Re: Project exploring automated classification of article importance

Kerry Raymond
In reply to this post by Stuart A. Yeates
Yes, under-categorised and/or under-tagged articles could probably be detected by inbound/outbound link analysis and presented as candidates to the relevant WikiProjects for categorising and tagging. So long as you didn’t deliver up too many false positives, people would probably still deal with the false positives by a best efforts categorisation of tagging or at least pass them off to a more relevant project based on their human intelligence.

 

On a related theme, outgoing link analysis could be used to draw orphan articles to the attention of likely WikiProjects.

Kerry

 

From: Stuart A. Yeates [mailto:[hidden email]]
Sent: Friday, 28 April 2017 10:59 AM
To: [hidden email]; Research into Wikimedia content and communities <[hidden email]>
Subject: Re: [Wiki-research-l] Project exploring automated classification of article importance

 

Following up Kerry's comments: far more useful to our encyclopedia building project would not be a global importance assessor, but a assessor of which wikiprojects a page is likely to be of interest to. There are hundreds of thousands of en.wiki pages which are not tagged properly to their wikiprojects and are thus effectively invisible to the community of editors who case about them.
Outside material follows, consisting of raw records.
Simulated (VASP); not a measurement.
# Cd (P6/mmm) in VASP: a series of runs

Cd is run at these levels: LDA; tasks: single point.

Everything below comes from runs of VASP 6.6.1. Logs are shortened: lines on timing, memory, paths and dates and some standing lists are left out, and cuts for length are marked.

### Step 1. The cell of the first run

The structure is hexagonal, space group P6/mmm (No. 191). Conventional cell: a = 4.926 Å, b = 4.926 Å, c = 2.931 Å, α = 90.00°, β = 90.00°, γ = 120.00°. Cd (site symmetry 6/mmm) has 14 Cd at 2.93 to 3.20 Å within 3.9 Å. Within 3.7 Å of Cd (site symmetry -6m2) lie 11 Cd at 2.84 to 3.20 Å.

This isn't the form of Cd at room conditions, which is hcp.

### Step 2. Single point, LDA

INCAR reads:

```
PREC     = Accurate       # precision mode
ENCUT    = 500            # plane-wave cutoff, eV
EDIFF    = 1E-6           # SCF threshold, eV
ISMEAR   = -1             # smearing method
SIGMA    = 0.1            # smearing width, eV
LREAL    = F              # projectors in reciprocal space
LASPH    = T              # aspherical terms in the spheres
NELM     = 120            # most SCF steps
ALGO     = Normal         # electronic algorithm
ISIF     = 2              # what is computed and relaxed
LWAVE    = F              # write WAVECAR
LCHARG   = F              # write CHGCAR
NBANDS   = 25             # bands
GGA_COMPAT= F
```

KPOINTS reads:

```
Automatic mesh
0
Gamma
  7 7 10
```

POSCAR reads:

This is a classic example of statistical classification, so it shouldn't be too technically difficult...

 

cheers

stuart




--
...let us be heard from red core to black sky

 

On 28 April 2017 at 12:28, Kerry Raymond <[hidden email] <mailto:[hidden email]> > wrote:

I observe (and am unsurprised) that WikiProject Australia also rates the Pavlova article as High importance, which demonstrates into the Stuart's comments about graphs and subgraphs. If there are relationships between WikiProjects, there is probably some correlation about importance of articles as seen by those projects. As it happens, WikiProject Australia and WikiProject New Zealand are related on Wikipedia only by both being within the category "WikiProject Countries projects" (along with every other national WikiProject), so this is an example where you cannot see the connection between these projects "on-wiki" but anyone who knows anything about the geography, history, and culture of the two countries will understand the close connection (e.g. ANZAC, sheep, pavlova, rugby union) but, as the project tagging will show, we do have our differences, e.g. Whitebait is a High Importance article for NZ but Oz doesn't even tag it (we don't share the NZ passion for these small fish). And perhaps more seriously, our two countries have different indigenous peoples so our project tagging around Maori (NZ) and Aboriginal and Torres Strait Islander (Oz) articles would usually be quite disjoint.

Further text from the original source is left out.